Although a bit cheesy and overacted—intentionally, to be sure—this latest satire on Obama’s “you didn’t build that” line is actually quite effective (HT).
Watch the video here:
It’s effective, I think, because it shows how the underlying truth of Obama’s more basic claim — that we don’t create things all by ourselves and we all rely on various relationships and social institutions — isn’t enough to save Obama’s remarks from themselves.
Surely, everything these parents say to their daughter is true. Without the trees, the popsicle-stick manufacturer, and her local school, this girl wouldn’t have had the opportunity to build what she build. This is, after all, a basic market/cooperation argument if you take out all of the manipulative government activity sleeping in Obama’s assumptions. The problem is: What this girl accomplished was worth celebrating, and it was neither the time nor place to start slandering and belittling her success—that is, unless these parents truly believed that what she did wasn’t really all that profound.
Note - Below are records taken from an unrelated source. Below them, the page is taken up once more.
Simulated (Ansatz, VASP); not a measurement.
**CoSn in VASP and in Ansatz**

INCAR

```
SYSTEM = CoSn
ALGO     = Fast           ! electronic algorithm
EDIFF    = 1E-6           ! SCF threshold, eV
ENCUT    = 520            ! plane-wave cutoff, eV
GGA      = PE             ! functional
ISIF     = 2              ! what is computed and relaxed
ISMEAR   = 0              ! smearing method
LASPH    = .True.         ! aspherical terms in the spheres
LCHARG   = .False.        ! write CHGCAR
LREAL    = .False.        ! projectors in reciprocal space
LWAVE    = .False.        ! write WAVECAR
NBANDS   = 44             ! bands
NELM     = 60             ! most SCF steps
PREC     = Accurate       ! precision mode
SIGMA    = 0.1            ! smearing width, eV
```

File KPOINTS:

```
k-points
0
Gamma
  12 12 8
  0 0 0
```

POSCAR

In closing, the Dad says: “It’s important to destroy their sense of individualism while they’re still young.” And this gets at the deeper root of why Obama said what he did: he has a bigger faith in top-down, collective action than bottom-up individual empowerment (I’ve discussed this previously). The individualism of all human persons needs to be tamed, to be sure, but it also needs to be harnessed and leveraged if we hope to build a better world for the next child, the next student, and the next entrepreneur.
We all know we need roads and bridges. We all know we need education. We all believe in a government that simply governs (will we ever see the day?). And any successful entrepreneur knows precisely what social, cultural, and
economic networks have led to his triumph. He’ll be the first to thank his investors, suppliers, and customers. And heck, he might even thank government, if it actually did what it’s supposed to do.
Successful entrepreneurs know a little something about sacrifice and hard work, and they know it without the President of the United States rubbing a bloated government agenda down their throats under the guise of “giving something back.”